This illustrative chart, as at 30 June 2024, is a target only and is not a profit forecast. There can be no assurance this target will be met. The illustrative target cash flows do not consider any further acquisitions, unforeseen costs, expenses or other factors that may affect the portfolio assets and therefore the impact on the cash flows to the Company. As such, the graph above should not in any way be construed as forecasting the actual cash flows from the portfolio. There are cash flows extending beyond 2051 but for illustrative purposes, these are excluded from the chart above.
The Company's underlying assets generate a consistent and long-term stream of cash flows for the portfolio. These cash flows have a high degree of visibility and certainty, owing to the involvement of government or government-backed counterparties and the contractual nature of the agreements.
Investing in concessions requires a careful balance between long-term benefits and inherent limitations. On one hand, the contractual cash flows are exceptionally resilient, indexed to inflation, and inherently defensive. However, these benefits are tempered by the fact that the cash flows are finite, concluding at the end of each concession term.

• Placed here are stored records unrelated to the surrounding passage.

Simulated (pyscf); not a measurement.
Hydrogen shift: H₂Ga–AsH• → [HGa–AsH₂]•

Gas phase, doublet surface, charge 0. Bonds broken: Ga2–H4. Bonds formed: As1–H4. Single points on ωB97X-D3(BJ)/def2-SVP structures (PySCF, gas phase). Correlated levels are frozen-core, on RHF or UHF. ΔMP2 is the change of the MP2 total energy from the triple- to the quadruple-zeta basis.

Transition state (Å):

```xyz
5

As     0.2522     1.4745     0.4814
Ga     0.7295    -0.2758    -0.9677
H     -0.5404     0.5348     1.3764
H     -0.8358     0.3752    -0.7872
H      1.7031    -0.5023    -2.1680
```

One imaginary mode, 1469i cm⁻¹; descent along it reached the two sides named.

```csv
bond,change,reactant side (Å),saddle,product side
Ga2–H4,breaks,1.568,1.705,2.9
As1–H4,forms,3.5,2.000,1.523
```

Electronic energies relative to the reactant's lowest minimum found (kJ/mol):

To enhance disclosure and provide investors with more detailed information, we are now reporting a sub-category within our portfolio, to distinguish our concession assets from non-concession assets. Non-concession assets are assets where the Portfolio Company either holds a freehold interest or a long-term leasehold interest in the underlying asset, compared to a concession arrangement where the asset returns to the public client at the end of the contract. This sub-category of non-concession assets includes a portion of our UK LIFT (Local Improvement Finance Trust) assets, which represents approximately 6 per cent of our total portfolio value. The LIFT assets, primarily healthcare facilities, are designed for long-term use, and with regular maintenance and upgrades, can have significantly longer income-generating lifespans for BBGI. As a result of this reclassification, the average remaining life of our portfolio has been extended from 18.8 years to 22.8 years. This reporting change does not impact the valuation methodology, nor has there been any change in the underlying assumptions relating to the assets.
By prioritising the acquisition of assets with long residual life and investing excess cash flows into new projects, while maintaining a progressive dividend, BBGI plans to maintain a portfolio with a long weighted average life.
Based on current estimates, and if there were to be no further acquisitions, the portfolio could continue to generate a progressive dividend for the next 15 years.